Gold has been a favored investment across the world for centuries now. It is an inherent part of a lot of investment portfolios. It is not only considered a safer investment in comparison to equities but is also used as a hedging asset.
Gold investments are available in many forms. It can be bought physically, but that adds to the risk of theft or can be bought digitally. Gold ETFs and Gold mutual funds are becoming increasingly popular ways of investing in gold.
Let's understand these two better
What is a Gold ETF?
Gold ETFs (exchange-traded funds) are passively managed funds and a way more convenient form of investment as compared to physical gold. 1 unit of gold ETF equals 1 gram of gold and the gold prices are reflected without any additional fees. These are traded on exchanges in real-time and unlike physical gold, prices of gold ETFs do not vary statewise.
In ETFs, the fund manager buys gold and deposits it with the scheme’s custodian. The price of gold in an ETF is the same as that of physical gold and so is the return. Also, the expenses of buying a gold ETF are much lower than that of buying physical gold.
It is ideal for investors who are buying gold solely from an investment point of view and not for personal use.
What is a Gold Mutual Fund?
Gold mutual funds are open-ended mutual funds that invest in gold ETFs. The mutual fund returns depend on the performance of the ETF, which in turn depends on the performance of gold. The NAV of a gold fund depends on that.
Like ETFs, one unit here does not denote one gram of gold. Gold funds can also be invested in more than one ETF or other securities depending on its portfolio.
Let's now look at the differences between the two
Demat Account: You do not need a Demat account to invest in gold mutual funds, however, a Demat account is mandatory to invest in a gold ETF.
Minimum investment: Since 1 unit of gold ETF equals one gram of gold, the minimum investment in a gold ETF is the price of 1 gram of gold at any given time. Meanwhile, the minimum investment in a gold mutual fund is ₹1000.
Pricing: Prices of gold fund units are determined by Net Asset Value (NAV) while gold ETFs are listed on the stock exchange and one can get their real-time price
Investment: Gold ETF invest in 99.5 percent pure gold while Gold mutual funds invest in gold ETFs.
Mode of investment: You can buy gold funds using a lump sum or SIP while gold ETFs can be only bought through a lump sum. They do not have a SIP option.
Exit load: Gold ETFs have no exit load which is not the case with gold mutual funds.

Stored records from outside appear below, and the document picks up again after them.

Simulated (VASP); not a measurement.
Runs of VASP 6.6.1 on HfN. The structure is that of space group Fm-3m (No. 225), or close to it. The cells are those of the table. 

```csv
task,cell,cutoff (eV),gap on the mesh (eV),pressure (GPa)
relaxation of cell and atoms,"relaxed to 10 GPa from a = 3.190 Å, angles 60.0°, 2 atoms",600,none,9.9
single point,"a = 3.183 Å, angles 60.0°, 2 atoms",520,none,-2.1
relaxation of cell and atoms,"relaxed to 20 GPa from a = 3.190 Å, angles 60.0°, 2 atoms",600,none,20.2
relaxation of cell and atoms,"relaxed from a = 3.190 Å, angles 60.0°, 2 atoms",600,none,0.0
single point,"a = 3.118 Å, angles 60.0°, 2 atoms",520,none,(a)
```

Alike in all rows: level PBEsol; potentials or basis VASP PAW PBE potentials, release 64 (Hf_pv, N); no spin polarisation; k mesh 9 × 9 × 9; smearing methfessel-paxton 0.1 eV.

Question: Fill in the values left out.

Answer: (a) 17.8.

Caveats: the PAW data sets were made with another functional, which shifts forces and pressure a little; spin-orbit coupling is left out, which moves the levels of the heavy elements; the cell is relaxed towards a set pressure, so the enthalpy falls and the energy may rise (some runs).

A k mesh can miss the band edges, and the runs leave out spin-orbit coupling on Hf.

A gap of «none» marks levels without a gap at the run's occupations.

Liquidity: Gold ETFs offer better liquidity than gold funds. Investors can buy or sell ETF units at any time during the market hours while you can redeem units of gold funds only after closing.
Both gold mutual funds, as well as gold ETFs, are taxed on the basis of the time period. If held for over 3 years, long-term capital gains tax rate would be applicable which is 20 percent plus a 4 percent cess. If units are led for less than 3 years, the gains will be added to the total taxable income and taxes will be levied as per the relevant slabs.
Gold ETFs and Gold mutual funds, both provide a good opportunity to investors to invest in gold without the hassle of buying physically. However, before choosing either option, you must look at their past performance and compare rates to get the best possible deal.